Some Thoughts on Eric Schneiderman abrupt resignation of New York Attorney General Eric Schneiderman Monday night left the legal community scratching its head. How could such a bright star, who consistently used the power of his office to fight for just causes, especially for women, have fallen in such rapid and spectacular fashion?

The answer, of course, is that people are complicated.

Schneiderman’s initial response to the New Yorker’s story about four women accusing him of abuse was not encouraging: in a statement quoted in the article he asserted that he never assaulted anyone but admitted he engaged in “role-playing and other consensual sexual activity” in the “privacy of intimate relationships.”  In essence, he told the New Yorker he didn’t do it, but if he did do it, it was consensual.

That’s just about the worst legal strategy one could think up. Putting it on the record only made things worse for him.

It is impossible to imagine the scenarios described in the New Yorker, on-the-record, as “consensual” or the result of a misunderstanding over role-playing: “All of a sudden,” one of the victims told the magazine, “he just slapped me, open-handed and with great force, across the face, landing the blow directly onto my ear… It was horrendous.” Since Schneiderman’s statement is in the story itself, it was likely made before Schneiderman even read what the New Yorker was writing about him, and certainly without the advice of an experienced criminal lawyer. The statement will be admissible in court and amounts to a partial, defensive confession that only makes him look guilty, while simultaneously trashing the victims as not only liars, but also sexual deviants. All that might be true, but it certainly does not seem true coming from the alleged perpetrator in the immediate aftermath of the allegations. So lesson number one: even if you are a brilliant lawyer, keep your mouth shut when you are accused of a crime…at least until you have had plenty of time to formulate a response and obtain competent legal counsel.

Abhorrent as the accusations are, Schneiderman leaves behind an impressive record of achievement. Elected statewide and independent of the governor, the attorney general’s office has a broad portfolio, representing the People of the State of New York in criminal, civil, and impact litigation. In addition to taking on Pres. Donald Trump’s policies at a national level, the New York AG brings individual criminal cases against defendants as sort of a special counsel  in situations where the local district attorney is conflicted. For example, the office is investigating Manhattan district attorney Cyrus Vance’s supposed kid-glove handling of sex abuse allegations against movie mogul Harvey Weinstein (we wish they would investigate Mr. Vance’s disparate treatment of petty offenses committed by the poor, a far more serious problem affecting thousands of people).

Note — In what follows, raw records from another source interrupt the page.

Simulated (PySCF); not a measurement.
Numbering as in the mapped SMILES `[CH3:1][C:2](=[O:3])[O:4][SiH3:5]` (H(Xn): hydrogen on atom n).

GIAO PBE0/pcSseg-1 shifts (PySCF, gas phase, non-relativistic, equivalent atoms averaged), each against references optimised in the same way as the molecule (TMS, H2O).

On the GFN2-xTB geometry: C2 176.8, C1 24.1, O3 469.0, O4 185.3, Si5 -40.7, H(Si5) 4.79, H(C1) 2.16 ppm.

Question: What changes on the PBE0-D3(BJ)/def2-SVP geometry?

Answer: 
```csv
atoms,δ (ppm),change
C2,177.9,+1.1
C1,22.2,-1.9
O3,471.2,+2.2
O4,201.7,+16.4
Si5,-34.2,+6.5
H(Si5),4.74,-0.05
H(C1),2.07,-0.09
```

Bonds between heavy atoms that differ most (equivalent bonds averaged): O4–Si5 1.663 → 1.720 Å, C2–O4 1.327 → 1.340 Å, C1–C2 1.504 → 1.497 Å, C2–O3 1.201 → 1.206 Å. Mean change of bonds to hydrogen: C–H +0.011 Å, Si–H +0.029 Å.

The AG also defends the state and state officials against lawsuits: our office presently has two cases in which the AG’s office is representing state officials we contend are responsible for permitting women inmates to be sexually abused at Bedford Hills Correctional Facility. In those cases, the AG’s office declined to defend the actual abusers, both of whom were charged with crimes, including a federal civil rights violation which became a crime only after the Second Circuit Court of Appeals ruled in favor of our clients in 2015 that sexual abuse of prisoners constitutes cruel and unusual punishment.

Schneiderman will be replaced in the short-term by Barbara Underwood, an undeniably brilliant attorney with a dazzling background. A former acting U.S. solicitor general, Underwood has argued twenty cases before the U.S. Supreme Court and taught at Yale Law School for a decade. She clerked for Thurgood Marshall and has an abiding knowledge of criminal justice issues. She also has deep local (but prosecutorial) roots: she was an executive at the U.S. Attorney’s Office for the Eastern District of New York, the Kings County District Attorney’s Office, the Queens County District Attorney’s Office and a trial attorney for the Manhattan District Attorney’s office.

At the same time, before the familiar political crowing gets fully underway, it is important to recognize that the allegations against Schneiderman are qualitatively more serious than the allegations against other politicians who have resigned in scandal in recent years. His conduct, if proven true, should not be conflated with what was done by Elliot Spitzer, Al Franken, or even Anthony Weiner. Although Weiner was criminally prosecuted, he never physically harmed or threatened anybody. Schneiderman seems to be accused of using his blameless, even moralistic, public face as a shield for brutal conduct that is criminal and destructive by any measure, more akin to hebephilic Alabama Judge Roy Moore or White House staffer Rob Porter than to handsy Garrison Keillor. Schniederman is an accomplished lawyer himself. He needs a good lawyer not to keep him in office, but to keep him out of jail for the harm he inflicted on women who trusted him.